There was I thinking it was looking like a slow news day when, apparently, Israel drops a political bombshell on the Palestinians by voting against the establishment of a Palestinian State.
Except it wasn’t quite the Israeli government but the Likud Party and, on second sight, it wasn’t quite such a bombshell either. However the development deserves comment if only for the brows it appears to be furrowing round the Blogosphere. General opinion seems to be that it is a serious blow to the prospects for peace and a snub to Washington. I beg to differ.
No, the vote by the Likud Central Committee (59% to 41%) was actually a re-affirmation of a long-time plank of the Likud manifesto that there shall be ‘no Palestinian State West of the Jordan and it is a posture that says far more about Likud in-fighting than it says either about the ‘Peace Process’ or Washington.
Ariel Sharon is in the peculiar position of riding high in the opinion polls whilst appearing as a dithering embarrassment to many within his own party. Sharon had actually abandoned the above-mentioned Likud principle whilst in power because that’s the kind of thing leaders have to do in the cut-and-thrust of diplomacy and compromise. But it is meat-and-drink for his arse-kicker-in-chief, Benyamin Netanyahu, Likud’s blue-eyed boy, who has made no secret of the fact that he has his sights firmly set on the cat-bird seat. It was Netanyahu that sponsored the motion and, to everyone’s surprise (maybe even his own) actually won it.

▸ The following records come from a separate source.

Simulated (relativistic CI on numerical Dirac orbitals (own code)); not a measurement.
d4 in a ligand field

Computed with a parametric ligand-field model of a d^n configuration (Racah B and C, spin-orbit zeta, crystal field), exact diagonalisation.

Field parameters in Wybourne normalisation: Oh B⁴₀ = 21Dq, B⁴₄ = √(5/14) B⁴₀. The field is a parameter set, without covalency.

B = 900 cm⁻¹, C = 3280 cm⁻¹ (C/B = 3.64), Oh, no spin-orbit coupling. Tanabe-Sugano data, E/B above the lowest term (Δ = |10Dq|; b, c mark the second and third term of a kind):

It makes little material difference to facts on the ground. Until there is a change of Palestinian leadership then all talk of a Palestinian State anywhere remains so much moonshine. Likud’s reaffirmation of its traditional hard-line stance does not represent a change of heart or policy but rather a formalisation of extant positions. It will make a material difference to the bit of ground on which Sharon is standing for it’s a humiliation that will remind him that he cannot take his own party’s support for granted nor ignore the theatrically ferocious Netanyahu snapping at his heels and every other part of his anatomy.
I have read that this shows that Netanyahu is even more hard-line than Sharon but that is a simplification. Netanyahu is not in the hot-seat so he has the licence to act as man-of-the-hour for the party faithful and play the firebrand. Were he to find himself back in the premiership again, he would have to play the International Statesman and that means confronting and making hard choices. The same kind of hard choices Sharon had to make.
President Bush may well be losing sleep tonight, but not over this.